"If they don't have the 180,000oz to deliver, they have to buy on market. (which means they might have to pay $33 per oz, to satisfy a hedge taken out at $29.60)"
Hedges are great when they work, but they have to be very accurately and carefully managed. Its not good enough to set and forget. I understand that the hedges in this case were probably part of a way to guarantee loans, that's very common practice. And if they can deliver then there is no problem. But if they can't for any reason, then they have to buy back as quoted, - at the best price they can.
Good company managers are upfront and frank with the holders. FMG's response to the sudden Fe price drop is an object lesson in how to do it. To treat shareholders like mushrooms will invoke the lowest price, as anything shareholders don't understand or suspect, will be sold down.

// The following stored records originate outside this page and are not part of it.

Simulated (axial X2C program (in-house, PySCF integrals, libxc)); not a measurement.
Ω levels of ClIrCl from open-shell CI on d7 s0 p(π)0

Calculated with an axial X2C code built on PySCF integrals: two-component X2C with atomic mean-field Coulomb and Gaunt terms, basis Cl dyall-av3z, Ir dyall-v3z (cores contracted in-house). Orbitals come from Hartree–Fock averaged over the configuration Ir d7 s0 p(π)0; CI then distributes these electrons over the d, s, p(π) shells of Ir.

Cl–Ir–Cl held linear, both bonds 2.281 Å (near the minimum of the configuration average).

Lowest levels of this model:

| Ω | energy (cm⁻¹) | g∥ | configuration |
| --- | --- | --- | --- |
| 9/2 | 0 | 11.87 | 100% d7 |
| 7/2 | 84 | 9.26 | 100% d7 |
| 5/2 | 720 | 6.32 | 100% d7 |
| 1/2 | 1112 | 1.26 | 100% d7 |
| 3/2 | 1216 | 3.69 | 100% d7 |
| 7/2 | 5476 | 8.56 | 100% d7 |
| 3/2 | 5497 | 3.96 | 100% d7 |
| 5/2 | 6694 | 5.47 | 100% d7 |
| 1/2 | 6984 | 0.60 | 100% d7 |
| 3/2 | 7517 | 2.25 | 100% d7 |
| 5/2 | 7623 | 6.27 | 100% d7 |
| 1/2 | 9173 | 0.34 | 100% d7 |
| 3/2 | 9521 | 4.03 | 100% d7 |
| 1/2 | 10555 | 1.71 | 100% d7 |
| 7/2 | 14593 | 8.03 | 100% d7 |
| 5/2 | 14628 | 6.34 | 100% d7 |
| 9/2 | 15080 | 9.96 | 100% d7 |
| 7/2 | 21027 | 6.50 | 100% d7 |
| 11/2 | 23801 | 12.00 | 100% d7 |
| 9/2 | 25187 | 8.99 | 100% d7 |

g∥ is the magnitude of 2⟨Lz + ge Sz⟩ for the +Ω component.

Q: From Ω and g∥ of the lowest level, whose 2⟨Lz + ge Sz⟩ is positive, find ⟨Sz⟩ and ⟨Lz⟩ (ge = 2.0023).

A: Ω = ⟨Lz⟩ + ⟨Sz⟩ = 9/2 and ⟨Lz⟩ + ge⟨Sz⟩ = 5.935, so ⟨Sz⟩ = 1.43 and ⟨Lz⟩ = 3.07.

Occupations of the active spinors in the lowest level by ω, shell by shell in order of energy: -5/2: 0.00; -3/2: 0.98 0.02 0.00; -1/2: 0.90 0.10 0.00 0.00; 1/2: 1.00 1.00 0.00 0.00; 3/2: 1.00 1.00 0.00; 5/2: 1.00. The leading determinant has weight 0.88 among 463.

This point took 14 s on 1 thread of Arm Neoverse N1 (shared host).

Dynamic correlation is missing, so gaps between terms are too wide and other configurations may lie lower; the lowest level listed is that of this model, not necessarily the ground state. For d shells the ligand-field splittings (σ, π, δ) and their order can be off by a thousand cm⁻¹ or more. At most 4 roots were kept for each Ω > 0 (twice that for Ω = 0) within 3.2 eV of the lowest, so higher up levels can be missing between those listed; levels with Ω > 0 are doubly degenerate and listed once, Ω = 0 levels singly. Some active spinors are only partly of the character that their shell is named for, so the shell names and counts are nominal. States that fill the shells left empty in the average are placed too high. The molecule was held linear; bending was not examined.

Qantas badly mismanaged its fuel hedgeing a few years ago, and unsuspecting passengers are being levied a 'fuel levy', which the company admitted is to cover 'negative fuel hedges'. Love the langauage. To put it another way; "we stuffed up our fuel hedgeing, sat on our hands as they went bad, and now you dumb passengers have to pay us for that stuff up."
CCU's management needs to come out today, this afternoon, and tell shareholders in plain English exactly what the problems are and how they are going to be fixed. That will raise the price. Obfuscation will ensure the price stays low until the fog clears.